William Elgin Swinton (30 September 1900 in Kirkcaldy – 12 June 1994 in Toronto), was a Scottish paleontologist.
William Swinton was born as the son of William Wilson Swinton Jr, a clerk, and Rachel Cargill; he had one sibling, his younger sister Mary. He received his secondary education in Dundee and Glenalmond. From 1917 onwards, he studied at the University of Glasgow, from which he graduated in 1922. In 1920, he partook in an expedition to Spitsbergen. Between 1922 and 1924, he was an assistant at the geology department of the British Museum (Natural History) in London. Subsequently, Swinton was appointed as a curator of fossil amphibians, reptiles and birds. In 1933, he received his Ph.D from the University of Glasgow.
He enlisted in the Royal Navy in 1937, and served during the entire Second World War with Navy intelligence, eventually reaching the rank of Lieutenant commander. In the late 1950s he joined an expedition to climb Mount Everest, but he failed to reach the summit. He received the Darwin Medal from the USSR Academy of Sciences in 1959. Two years later, he emigrated to Canada to take up a post in Toronto.

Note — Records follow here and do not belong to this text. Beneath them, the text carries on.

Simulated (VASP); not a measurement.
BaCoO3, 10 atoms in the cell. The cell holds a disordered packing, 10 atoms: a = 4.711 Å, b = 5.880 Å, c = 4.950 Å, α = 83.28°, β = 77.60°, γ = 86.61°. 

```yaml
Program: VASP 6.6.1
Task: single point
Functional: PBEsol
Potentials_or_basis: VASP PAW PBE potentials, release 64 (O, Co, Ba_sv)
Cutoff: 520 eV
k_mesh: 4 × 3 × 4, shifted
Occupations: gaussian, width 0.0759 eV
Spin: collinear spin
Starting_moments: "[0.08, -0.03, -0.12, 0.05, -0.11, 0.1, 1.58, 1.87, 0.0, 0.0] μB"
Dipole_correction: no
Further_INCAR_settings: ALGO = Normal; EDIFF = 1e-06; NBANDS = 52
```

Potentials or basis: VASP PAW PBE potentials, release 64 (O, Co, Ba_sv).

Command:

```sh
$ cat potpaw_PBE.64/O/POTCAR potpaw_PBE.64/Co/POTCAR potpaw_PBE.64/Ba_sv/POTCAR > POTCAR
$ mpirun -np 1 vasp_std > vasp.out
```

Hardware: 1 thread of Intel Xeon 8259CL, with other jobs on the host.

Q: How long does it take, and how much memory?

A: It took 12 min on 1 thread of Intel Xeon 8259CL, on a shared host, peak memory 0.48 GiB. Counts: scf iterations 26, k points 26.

At the museum, Swinton was responsible for writing a large number of museum guides and books; the latter mainly popularizing works about paleontology. One of his most famous works was The Dinosaurs from 1934. These books were translated into many languages, making him influential in determining the public perception of dinosaurs in the middle of the twentieth century. However, his ideas on the subject were already old-fashioned at the time, and this problem became more urgent as the books were being reprinted for decades.